It takes a special horse to learn how to do tricks, and an even more special one to be good at it and have the conformation and style to win in the show arena. Mego, one of the newest stars of Walker: Texas Ranger, is one of those rare horses that is both intelligent and beautiful.

Billed as a "Wonder Horse" by his owner/trainer, George Taylor, Mego started out as a show prospect. He competed in American Paint Horse Association sanctioned shows, earning all but two of the points needed to complete his Championship. Then, George purchased Mego as a pony horse for use with his racing Thoroughbreds and Quarter Horses.
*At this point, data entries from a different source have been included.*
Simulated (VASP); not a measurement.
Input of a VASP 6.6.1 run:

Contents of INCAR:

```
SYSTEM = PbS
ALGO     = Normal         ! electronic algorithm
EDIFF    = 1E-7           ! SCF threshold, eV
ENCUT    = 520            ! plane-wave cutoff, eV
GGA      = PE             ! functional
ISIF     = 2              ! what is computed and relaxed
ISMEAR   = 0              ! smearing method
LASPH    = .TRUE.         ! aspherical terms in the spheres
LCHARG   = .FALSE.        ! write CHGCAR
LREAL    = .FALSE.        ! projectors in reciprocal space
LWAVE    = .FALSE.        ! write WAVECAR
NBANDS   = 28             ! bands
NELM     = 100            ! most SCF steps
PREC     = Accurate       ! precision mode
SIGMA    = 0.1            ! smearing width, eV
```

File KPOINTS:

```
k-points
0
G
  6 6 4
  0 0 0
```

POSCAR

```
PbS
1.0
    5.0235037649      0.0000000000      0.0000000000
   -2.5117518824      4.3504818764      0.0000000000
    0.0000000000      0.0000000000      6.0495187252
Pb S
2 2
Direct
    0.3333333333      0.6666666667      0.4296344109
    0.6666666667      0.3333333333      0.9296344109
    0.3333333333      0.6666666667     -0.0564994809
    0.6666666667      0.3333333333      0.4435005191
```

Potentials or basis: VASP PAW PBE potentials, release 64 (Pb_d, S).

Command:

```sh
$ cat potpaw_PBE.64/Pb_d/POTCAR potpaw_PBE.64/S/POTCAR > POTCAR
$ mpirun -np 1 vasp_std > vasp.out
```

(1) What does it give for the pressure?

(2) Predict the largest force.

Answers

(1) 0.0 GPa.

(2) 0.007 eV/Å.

Mego  & George Taylor -- standing shot It wasn't long, however, before George realized how special Mego was and decided to train the paint gelding as a trick horse. While George had a lot of experience as a trick roper and had even trained a Brahma Bull for rodeo acts, he felt Mego needed just a bit more experience. He called up his friend, Rex Peterson, for advice. Rex willingly passed on his knowledge, including many secrets learned from Glen Randall, the famed trainer of Trigger.

The results were spectacular. Within approximately six weeks, Mego learned most of the thirtysome tricks he performs. George hastens to point out that this approach is not for everyone. "Most people ask for advice," he said, "and then don't follow it. I did exactly what Rex said. I didn't add anything and I didn't take anything away."

George and Mego took their act onto the road. With George's background in rodeo, one would expect them to perform there, but George found a very different sort of audience. He and Mego work business conventions, performing for IBM, State Farm, and even, Ross Perot. As many of these events are held at upscale hotels, Mego wears rubber horseshoes to prevent his hooves from damaging the floors. "And," George adds, "Mego is house broken."

Then, in October, 1993, Mego auditioned for the part of Walker's horse on Walker: Texas Ranger. Chuck Norris was taken with the palomino overo and immediately had Mego written into the next available episode. This was halfway through the season, but the scriptwriter made the changes and Mego's first episode aired November 20, 1993 on CBS.

Filming the series is hard work. A typical work day (for the human actors, at least) lasts 16 hours. It takes six of these grueling days to put out a single one hour episode.

In between film engagements, Mego still performs with George at conventions, dazzling the audience with rears, bows, and even, rope spinning! As George says, "Mego is the smartest horse I've ever had." Besides that, he's beautiful.